This section is from the book "Experimental Cookery From The Chemical And Physical Standpoint", by Belle Lowe. Also available from Amazon: Experimental cookery.
Fig. 58 is a photomicrograph of the creamed butter-sugar-egg mixture shown in Figs. 55 and 56 after the flour and milk are added. All the photomicrographs are from the recipe in which 1 1/2 cups of sugar were used. The flour and milk were added alternately in thirds, and a total of 225 strokes was used for mixing. In this picture the sugar crystals are shown with an adsorbed layer of fat. In the background are the starch granules of the flour and some very thin films of fat that do not show very well with this magnification. The sugar crystals have a tendency to form in clusters. Fig. 57 shows the cake made by this method. The cakes shown in Figs. 57, 63, and 64 were baked in larger pans than the cakes shown in other illustrations and so cannot be compared on the basis of size. All the ingredients for these cakes were room temperature when mixed. Fig. 59 shows a contrast in creaming to Figs. 55, 56, and 58. The sugar and butter were stirred 10 strokes with a wooden spoon. Then the slightly beaten egg was added and stirred 7 strokes. The flour and milk, Fig. 60, were added in the same manner as for Fig. 58. Fig. 63 shows the cake made from the partially creamed mixture.

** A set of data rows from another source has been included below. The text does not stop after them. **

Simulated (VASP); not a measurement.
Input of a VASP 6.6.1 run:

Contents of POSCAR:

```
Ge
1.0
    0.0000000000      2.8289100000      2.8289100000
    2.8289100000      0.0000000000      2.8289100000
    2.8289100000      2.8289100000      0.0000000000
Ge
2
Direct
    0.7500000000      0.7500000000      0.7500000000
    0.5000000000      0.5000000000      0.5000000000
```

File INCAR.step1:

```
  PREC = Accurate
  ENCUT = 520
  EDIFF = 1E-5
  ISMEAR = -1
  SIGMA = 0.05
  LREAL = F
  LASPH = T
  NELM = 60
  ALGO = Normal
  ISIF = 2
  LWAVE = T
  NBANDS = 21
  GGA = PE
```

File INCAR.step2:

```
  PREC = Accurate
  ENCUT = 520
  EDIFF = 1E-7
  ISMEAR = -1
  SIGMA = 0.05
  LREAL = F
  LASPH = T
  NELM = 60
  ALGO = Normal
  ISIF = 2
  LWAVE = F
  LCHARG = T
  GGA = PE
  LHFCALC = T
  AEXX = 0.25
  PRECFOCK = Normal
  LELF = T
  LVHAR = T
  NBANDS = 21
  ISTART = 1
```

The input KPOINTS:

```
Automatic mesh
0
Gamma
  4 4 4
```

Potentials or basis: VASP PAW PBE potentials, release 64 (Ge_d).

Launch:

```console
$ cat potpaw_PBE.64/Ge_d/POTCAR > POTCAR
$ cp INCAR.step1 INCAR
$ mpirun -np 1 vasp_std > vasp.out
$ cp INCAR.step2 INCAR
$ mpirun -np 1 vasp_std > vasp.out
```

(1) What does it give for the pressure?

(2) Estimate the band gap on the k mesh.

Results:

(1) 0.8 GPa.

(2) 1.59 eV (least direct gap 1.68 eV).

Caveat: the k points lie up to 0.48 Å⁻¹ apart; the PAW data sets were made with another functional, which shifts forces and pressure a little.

Muffin method. By this method the beaten egg, the melted fat, and liquid are combined. All the dry ingredients are combined and added to the liquid ones. The advantage of this method is that the batter can be mixed in a short time. If the milk, eggs, and flour are not cool enough to partially solidify the fat, an oil-in-water emulsion is formed of part or all of the fat, and the texture of the cake is not as velvety, nor is it as tender, as by some other methods of mixing. When an oil-in-water emulsion forms in a batter, the batter remains smooth and does not contain flecks or small curds.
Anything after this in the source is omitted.